Bayes’ rule exercise: is a simple or a complicated answer to a complicated problem more likely to be correct?

Depends on the conditional probabilities: if simple questions are more likely to have simple answers and complex questions complicated, then a complicated answer is more likely to be correct for a complicated problem.

It seems reasonable that the complexity of the answer is correlated with the difficulty of the problem. But this is an empirical question.

If difficult problems are likely to have complex answers, then this is an argument against slogans and ideologies. These seek to give a catchy one-liner as the answer to many problems in society. No need to think – ideology has the solution. Depending on your political leaning, poverty may be due to laziness or exploitation. The foreign policy “solution” is bombing for some, eternal appeasement for others.

The probabilistic preference for complex answers in complicated situations seems to contradict Occam’s razor (among answers equally good at explaining the facts, the simplest answer should be chosen). There is no actual conflict with the above Bayesian exercise. There, the expectation of a complex answer applies to complicated questions, while a symmetric anticipation of a simple answer holds for simple problems. The answers compared are not equally good, because one fits the structure of the question better than the other.

Which ideology is more likely to be wrong?

Exercise in Bayes’ rule: is an ideology more likely to be wrong if it appeals relatively more to poor people than the rich?

More manipulable folks are more likely to lose their money, so less likely to be rich. Stupid people have a lower probability of making money. By Bayes, the rich are on average less manipulable and more intelligent than the poor.

Less manipulable people are less likely to find an ideology built on fallacies appealing. By Bayes, an ideology relatively more appealing to the stupid and credulous is more likely to be wrong. Due to such people being poor with a higher probability, an ideology embraced more by the poor than the rich is more likely to be fallacious.

Another exercise: is an ideology more likely to be wrong if academics like it relatively more than non-academics?

Smarter people are more likely to become academics, so by Bayes’ rule, academics are more likely to be smart. Intelligent people have a relatively higher probability of liking a correct ideology, so by Bayes, an ideology appealing to the intelligent is more likely to be correct. An ideology liked by academics is correct with a higher probability.
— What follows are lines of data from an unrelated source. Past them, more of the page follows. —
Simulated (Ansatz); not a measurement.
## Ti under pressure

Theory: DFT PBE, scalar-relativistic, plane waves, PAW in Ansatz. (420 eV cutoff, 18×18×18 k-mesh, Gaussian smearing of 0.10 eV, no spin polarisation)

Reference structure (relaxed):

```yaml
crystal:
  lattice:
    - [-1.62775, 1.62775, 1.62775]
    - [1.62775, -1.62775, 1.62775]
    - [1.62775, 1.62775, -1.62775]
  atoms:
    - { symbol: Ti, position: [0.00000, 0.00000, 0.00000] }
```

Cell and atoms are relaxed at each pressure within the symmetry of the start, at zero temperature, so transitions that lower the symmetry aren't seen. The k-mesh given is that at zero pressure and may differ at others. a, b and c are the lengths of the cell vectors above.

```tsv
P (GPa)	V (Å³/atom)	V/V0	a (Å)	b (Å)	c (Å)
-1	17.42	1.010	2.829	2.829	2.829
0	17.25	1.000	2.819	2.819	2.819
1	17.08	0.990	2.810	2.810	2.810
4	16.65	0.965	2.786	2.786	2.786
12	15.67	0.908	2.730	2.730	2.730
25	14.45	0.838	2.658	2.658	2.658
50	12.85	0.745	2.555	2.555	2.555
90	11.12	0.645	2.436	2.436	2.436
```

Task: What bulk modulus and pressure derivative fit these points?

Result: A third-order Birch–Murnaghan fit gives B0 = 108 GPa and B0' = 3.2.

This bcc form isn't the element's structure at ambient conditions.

A random world as an argument against fanatism

Theoretical physicists may debate whether the universe is random or not, but for practical purposes it is, because any sufficiently complicated deterministic system looks random to someone who does not fully understand it. This is the example from Lipman (1991) “How to decide how to decide…”: the output of a complicated deterministic function that is written down still looks random to a person who cannot calculate its output.
If the world is random, we should not put probability one on any event. Nothing is certain, so any fanatical belief that some claim is certainly true is almost certainly wrong. This applies to religion, ideology, personal memories and also things right before your eyes. The eyes can deceive, as evidenced by the numerous visual illusions invented and published in the past. If you see your friend, is that really the same person? How detailed a memory of your friend’s face do you have? Makeup can alter appearance quite radically (http://www.mtv.com/news/1963507/woman-celebrity-makeup-transformation/).
This way lies paranoia, but actually in a random world, a tiny amount of paranoia about everything is appropriate. A large amount of paranoia, say putting probability more than 1% on conspiracy theories, is probably a wrong belief.
How to know whether something is true then? A famous quote: “Everything is possible, but not everything is likely” points the way. Use logic and statistics, apply Bayes’ rule. Statistics may be wrong, but they are much less likely to be wrong than rumours. A source that was right in the past is more likely to be right at present than a previously inaccurate source. Science does not know everything, but this is not a reason to believe charlatans.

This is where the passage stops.